C. Users can now be easily provided with such disclosures, increasing transparency and control e.g. enabling a consumer in some cases to request an information recall.
D. When there is a series of leaks, information transfer accounting makes discovery of who accessed all records in the series quite trivial. This can narrow an investigation when looking for criminals within.
What has me most excited is that where some features above would typically be an extra priced option in my new system so many are built in (e.g. this tamper-resistant audit logs). And some of our privacy and civil liberties enhancing features cannot even be turned off!
Yes, there is an official name for my new technology. And no, I’m not telling you, because this is not a sales pitch. Rather, I am simply trying to inspire other technologists to consider Privacy by Design as they innovate.
I’ve had two most great days at IBM. The first great day was in January 2005 when IBM bought my company, SRD. And the second greatest day came six years later on January 28th, 2011.
Smart Sensemaking Systems, First and Foremost, Must be Expert Counting Systems
Accumulating Context: Now or Never
General Purpose Sensemaking Systems and Information Colocation
Source Attribution, Don’t Leave Home Without It
Data Tethering: Managing the Echo
To Anonymize or Not Anonymize, That is the Question
Out-bound Record-level Accountability in Information Sharing Systems
Wow kudos if you've developed a real-time big data analytic sensemaking engine with baked in privacy and civil liberties enhancing technologies .
Posted by: Sardire | February 14, 2011 at 04:54 PM
Nice one.
None of us can outrun our memories and with work like this there's no need to.
Happy futures and all the very best.
Posted by: Weaver | February 14, 2011 at 07:42 PM
Congratulations with your efforts and contributions to PbD.
Posted by: frederik Kortbaek | February 15, 2011 at 01:19 AM
You can give us a hook like that and then leave out any mention of the product name!
Even if you want others to adopt PbD they need to know who they'll be compared to.
Posted by: Joe Harris | February 15, 2011 at 03:37 AM
Very impressive Jeff -- certainly meshes well with my philosophy. When governance fails, innovation must prevail! -- Best, MM
Posted by: Kyield | February 15, 2011 at 06:06 AM
I have to wonder if all the PbD in the technology will actually make it less appealing/marketable? For instance, I'm sure there are big agencies that have some information about me, and that through some system, I am screened to see if I'm allowed to fly...but I don't think they want to tell me I'm being screened, or what information they have on me...nor do I necessarily want to know (although I probably should, I kind of don't want to think about the fact that I may be constantly being evaluated as to whether or not I'm a terrorist).

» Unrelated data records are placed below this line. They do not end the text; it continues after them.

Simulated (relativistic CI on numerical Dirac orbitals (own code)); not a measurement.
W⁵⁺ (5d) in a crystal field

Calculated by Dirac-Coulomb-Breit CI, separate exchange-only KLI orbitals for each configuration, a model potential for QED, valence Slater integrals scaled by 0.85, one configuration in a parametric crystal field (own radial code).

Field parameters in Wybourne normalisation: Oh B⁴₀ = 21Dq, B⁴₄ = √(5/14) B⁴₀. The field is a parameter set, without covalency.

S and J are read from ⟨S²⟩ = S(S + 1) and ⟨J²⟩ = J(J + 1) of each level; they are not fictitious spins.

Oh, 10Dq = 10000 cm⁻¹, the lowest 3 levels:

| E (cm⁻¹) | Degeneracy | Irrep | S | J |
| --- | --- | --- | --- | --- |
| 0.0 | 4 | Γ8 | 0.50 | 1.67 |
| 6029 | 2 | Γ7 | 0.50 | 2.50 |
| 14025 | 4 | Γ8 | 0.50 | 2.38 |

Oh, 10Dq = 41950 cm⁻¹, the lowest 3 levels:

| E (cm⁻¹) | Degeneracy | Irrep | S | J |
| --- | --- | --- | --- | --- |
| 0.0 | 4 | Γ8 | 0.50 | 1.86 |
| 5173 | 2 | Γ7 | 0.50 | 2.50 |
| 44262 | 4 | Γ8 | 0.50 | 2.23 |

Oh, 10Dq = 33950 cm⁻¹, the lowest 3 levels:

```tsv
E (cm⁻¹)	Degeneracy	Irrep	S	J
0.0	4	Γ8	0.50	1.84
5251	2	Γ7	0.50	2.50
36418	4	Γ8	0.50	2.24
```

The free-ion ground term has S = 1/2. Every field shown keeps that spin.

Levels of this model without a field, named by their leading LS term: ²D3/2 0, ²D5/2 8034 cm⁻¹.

If such things are built in, it seems like you'd have to allow them to be turned off (thus defeating the purpose) or at least not to notify those in the system...as otherwise, how would do their thing without constantly alerting everyone in the world...even if it was opt-in for notification, so then the badguys opt-in (and you have no way to know for sure that they're badguys, unless you then decide not to notify people that you consider bad guys)...I dunno, but as usual, a thought provoking post.
PS - I have only had one truly great day at IBM, that would be late last year when I was hired...but more to come!
PPS - Watson FTW! :)
Posted by: Ian Story | February 15, 2011 at 02:02 PM
Is this a product? Will it be commercially available, open source, etc...?
Posted by: alan huffman | February 16, 2011 at 06:59 AM
Great work with multiple applications in and out of government. It also serves to validate the Importance of it's individual components for those of us working in related areas. Congratulations, Jeff!
Posted by: Jeffreycarr | February 16, 2011 at 08:11 AM
Any developments regarding data erasure, or data cancellation?
Any further progress needed considering right of oblivion, right to be forgotten? It could impact mainly all features, but specially 2 and 3.
Very interesting post.
Posted by: Álvaro Del Hoyo | March 23, 2011 at 07:56 AM
Given the ability to correlate large, anonymous datasets (specifically referencing the Netflix / IMDB correlation --http://www.cs.utexas.edu/~shmat/shmat_oak08netflix.pdf), do you think "Privacy by Design" systems can counter this attack?
Posted by: Mike Barretta | May 18, 2011 at 10:11 AM